I found that the tabular module is hard for learner to undertand (including me when I watched the lecture 4 in Fast.ai course v2). There are several topics asking about its concepts in the forum.
After playing around with the fast.ai 1.0 library, I created this Kernel : revese_tabular_fastai in Kaggle that I was trying to rewrite the Tabular Module in pytorch with minimum of code and explanation (similar to the approach of the 001a_nn_basics notebook).
I think it migh be helpful for someone who did the course last year and want to really understand deeply the concept of using deep learning with tabular dataset.
First of all thank you for taking up this interesting topic. Sorry but the link dosent work
Ok, i was curious to know if you could implemented the tabular module in the Kaggle Kernel because i did try it like 2 - 3 weeks back but it was not working when I would use the GPU and was giving in some problems. and honestly i could not complete it with CPU either. It would be very interesting if you could share the notebook here.

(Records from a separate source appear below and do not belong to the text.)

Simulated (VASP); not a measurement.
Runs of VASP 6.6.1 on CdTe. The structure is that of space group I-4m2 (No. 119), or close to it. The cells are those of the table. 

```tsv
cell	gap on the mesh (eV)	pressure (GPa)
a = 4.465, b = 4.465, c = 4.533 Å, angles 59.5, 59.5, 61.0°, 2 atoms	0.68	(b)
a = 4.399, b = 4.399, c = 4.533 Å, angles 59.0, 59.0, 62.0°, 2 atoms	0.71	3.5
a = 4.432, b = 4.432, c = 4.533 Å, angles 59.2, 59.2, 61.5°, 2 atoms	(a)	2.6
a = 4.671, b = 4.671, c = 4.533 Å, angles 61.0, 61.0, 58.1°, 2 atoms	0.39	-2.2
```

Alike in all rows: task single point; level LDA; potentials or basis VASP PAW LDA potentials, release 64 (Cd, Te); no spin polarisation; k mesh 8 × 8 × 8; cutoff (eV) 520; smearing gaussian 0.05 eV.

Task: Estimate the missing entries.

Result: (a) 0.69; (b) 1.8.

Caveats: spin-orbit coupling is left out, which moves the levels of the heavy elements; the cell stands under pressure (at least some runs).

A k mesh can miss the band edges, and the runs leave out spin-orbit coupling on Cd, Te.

If someone just need the preprocessing part in Tabular Module and use another algorithm (random forest, …). It is easy to do so.
In tabular data set, you are likely have some non numeric data (text). However random forest module from sklearn need the numerical data. Fast.ai tabular module can handle it for you . There is a normalization part that is not necessary in random forest, but I think it is not a big deal.
The code is in the picture below (I don’t know what is the better way to embed a code from jupyter notebook here).
Thank you @jeremy. You can find here my twitter account DienhoaT. I just started to use twitter It is so good to update new tech. I haven’t tweet anything yet and so happy if you will share my work !
@dhoa Thank you for the great work and explanations. I found it very informative.
Unfortunately it seems the api has been updated and this method of preprocessing no longer works. For example, data.train_ds has no attribute cats and conts anymore. I only see .x and .y as options which return a Tabular list. Have you found a way to still return a DataFrame after this change? I’ve been looking in the docs and source code for the last day or so and keep coming up empty.
This is how I created my databunch since I needed to use the DataBlock API to add a test set.
I’m quite busy in this moment and not working with tabular dataset. I haven’t ran any code with tabular data yet with the new API so I think I can’t help you now.
I will go back to it when I have time . Sorry and hope you will find a way to solve it
I had the same question so perhaps you’ve figured it out already, but it might help others to have the most current solution.
I think one would go about it like this: cats = data.train_ds.x.codes #cats is now a numpy array conts = data.train_ds.x.conts #conts is now a numpy array
and then: df = np.concatenate((data.train_ds.x.codes, data.train_ds.x.conts), axis=1)
Thanks for this! I have a newbie question: what if my csv file is already in the same directory as my notebook. What do I put in path? It doesn’t allow me to leave it empty.
@muellerzr Thanks! Path works now. But all of my variables are categorical, so it throws this error:
---------------------------------------------------------------------------
TypeError Traceback (most recent call last)
<ipython-input-73-ac4a10b367e4> in <module>
----> 1 data = TabularDataBunch.from_df(path='.', df=df[qual+dep_var], dep_var=dep_var, valid_idx=valid_idx, procs=procs, cat_names=qual)
2
/usr/local/Cellar/jupyterlab/2.0.1/libexec/lib/python3.7/site-packages/fastai/tabular/data.py in from_df(cls, path, df, dep_var, valid_idx, procs, cat_names, cont_names, classes, test_df, bs, val_bs, num_workers, dl_tfms, device, collate_fn, no_check)
90 "Create a `DataBunch` from `df` and `valid_idx` with `dep_var`. `kwargs` are passed to `DataBunch.create`."
91 cat_names = ifnone(cat_names, []).copy()
---> 92 cont_names = ifnone(cont_names, list(set(df)-set(cat_names)-{dep_var}))
93 procs = listify(procs)
94 src = (TabularList.from_df(df, path=path, cat_names=cat_names, cont_names=cont_names, procs=procs)
TypeError: unhashable type: 'list'
Seems like the default calculation it is doing for cont_names fails, and just manually trying to set it to None or an empty list results in the same outcome – how can I force it to have no continuous variables?